Divorce and the Family Business
No one will argue that divorce can be a challenging and emotional time for any couple. When a family business is involved, the complexities of dividing assets can further complicate the process. Today we take a closer look at “Divorce and the Family Business” by exploring some underlying factors and outlining some options you may have about how to deal with a family business in the event of a divorce.
Understanding the Role of a Family Business on Divorce
In the scenario of a divorce involving a family business, the key concern is determining how the business will be divided between the spouses. The division of assets aims to achieve fairness, considering the contributions, needs, and circumstances of both parties involved.
Factors Considered in Asset Division:
A court cab determine what part of the business is a marital asset and what, if any, is non-marital. Remember that equal weight is given to roles taken during a marriage. So only one spouse working on the family business during a marriage, whilst the other raised the children, would not in itself make the family business a non-marital asset. When the business started and the length of the marriage would play more of a contribution in determining any non-marital part of the business.
Section 25 factors apply to a family business, as they do to any other marital asset, irrespective of the ownership of that business:
Needs and Welfare:
The court takes into account the future needs and welfare of both spouses and any dependent children. This encompasses housing requirements, income, ongoing financial responsibilities, and standard of living. Balancing these factors ensures a fair and equitable outcome for all parties involved.
The court will assess the value of the family business. This often involves engaging professionals such as forensic accountants or business valuation experts to determine its worth. Valuation may consider factors such as income, assets, market value, and future potential. Reliance on one person in the business will impact on the valuation. For example, a contractor using a limited company to manage their services would not be of equal value to a small business that could operate just as effectively without its owner.
The court examines the contributions made by each spouse to the family business. This includes financial investments, effort, skills, and expertise. The spouse who actively participated in the growth and management of the business is likely to be recognised as having made significant contributions.
Non-matrimonial assets, such as properties or investments acquired before the marriage or through inheritance, may be treated separately from matrimonial assets. However, the court may consider how these assets have been used during the marriage and if they have become co-mingled with marital assets.
Only the shares or part of the business in the name of the spouse can be valued as an asset. For example if the business is a partnership with a friend, then the value of the business will be divided by half and that part will be considered as a marital asset.
Benefits of Family Mediation in Resolving Family Business Disputes
By utilising a platform like Family Mediation, divorcing spouses can navigate the complexities of dividing a family business in a manner that is cost-effective, confidential, and preserves the long-term viability of the business. Let’s take a closer look at a few reasons why.
It allows couples to have control over the outcome of their dispute, including the division of a family business. With the assistance of a family mediator, the divorcing spouses can explore creative and flexible solutions that meet the unique needs and circumstances of their situation. This individualised approach often leads to more satisfactory and sustainable agreements.

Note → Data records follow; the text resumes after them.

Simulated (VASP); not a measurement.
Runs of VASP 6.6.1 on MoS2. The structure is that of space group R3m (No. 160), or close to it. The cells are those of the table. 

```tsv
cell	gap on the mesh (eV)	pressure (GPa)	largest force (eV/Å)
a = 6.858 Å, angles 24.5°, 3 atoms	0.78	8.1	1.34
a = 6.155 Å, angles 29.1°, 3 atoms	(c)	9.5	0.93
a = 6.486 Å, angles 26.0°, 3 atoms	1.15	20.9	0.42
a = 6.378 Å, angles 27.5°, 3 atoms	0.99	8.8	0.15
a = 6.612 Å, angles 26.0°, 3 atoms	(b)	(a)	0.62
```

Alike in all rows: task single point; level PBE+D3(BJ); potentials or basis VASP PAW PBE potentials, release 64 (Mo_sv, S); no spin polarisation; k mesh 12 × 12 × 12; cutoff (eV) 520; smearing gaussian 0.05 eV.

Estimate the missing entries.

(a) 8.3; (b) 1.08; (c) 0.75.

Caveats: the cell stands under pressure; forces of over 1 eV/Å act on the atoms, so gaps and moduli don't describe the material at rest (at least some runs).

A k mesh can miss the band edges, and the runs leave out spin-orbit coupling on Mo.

The process aims to maintain or rebuild positive relationships between divorcing spouses, which is particularly important in cases involving a family business. By fostering open and respectful dialogue, mediation provides a platform for effective communication, minimizing hostility, and enabling ongoing cooperation, if required, for the success of the business.
Family mediation is generally far less expensive than court proceedings. Family mediation sessions are usually shorter in duration, reducing legal fees and court costs. Additionally, resolving disputes through family mediation can potentially save both parties the financial strain and uncertainty associated with an extended court battle.
It offers a confidential environment where the parties can freely discuss sensitive issues related to the family business. Unlike court proceedings, which can be a matter of public record, family mediation sessions remain private. This confidentiality fosters a safe space for open and honest discussions, encouraging the parties to freely share information and concerns.
Preservation of the Family Business
Family mediation prioritises preserving the family business as much as possible. The mediator assists the divorcing spouses in finding solutions that minimize disruption to the business and consider its long-term viability. This focus on preserving the family business can be crucial in maintaining stability and financial security for both parties and any dependents involved.
As you can imagine, divorces involving a family business can be complex, as the division of assets requires careful consideration of various factors determining the fate of the family business. It is crucial for individuals going through a divorce with a family business to seek professional legal advice to navigate the intricacies of family law and protect their futures.
“Ultimately where a family business is involved you must prepare yourself for a dispute over the proportions of the value that are non-marital and over the valuations themselves.” HFC Law
We know that family mediation is a highly effective and preferred method for resolving disputes related to a family business during a divorce. With emphasis on the factors discussed above, we aim to help divorcing couples maintain positive relationships and find resolutions that meet their unique needs, and help them move forward.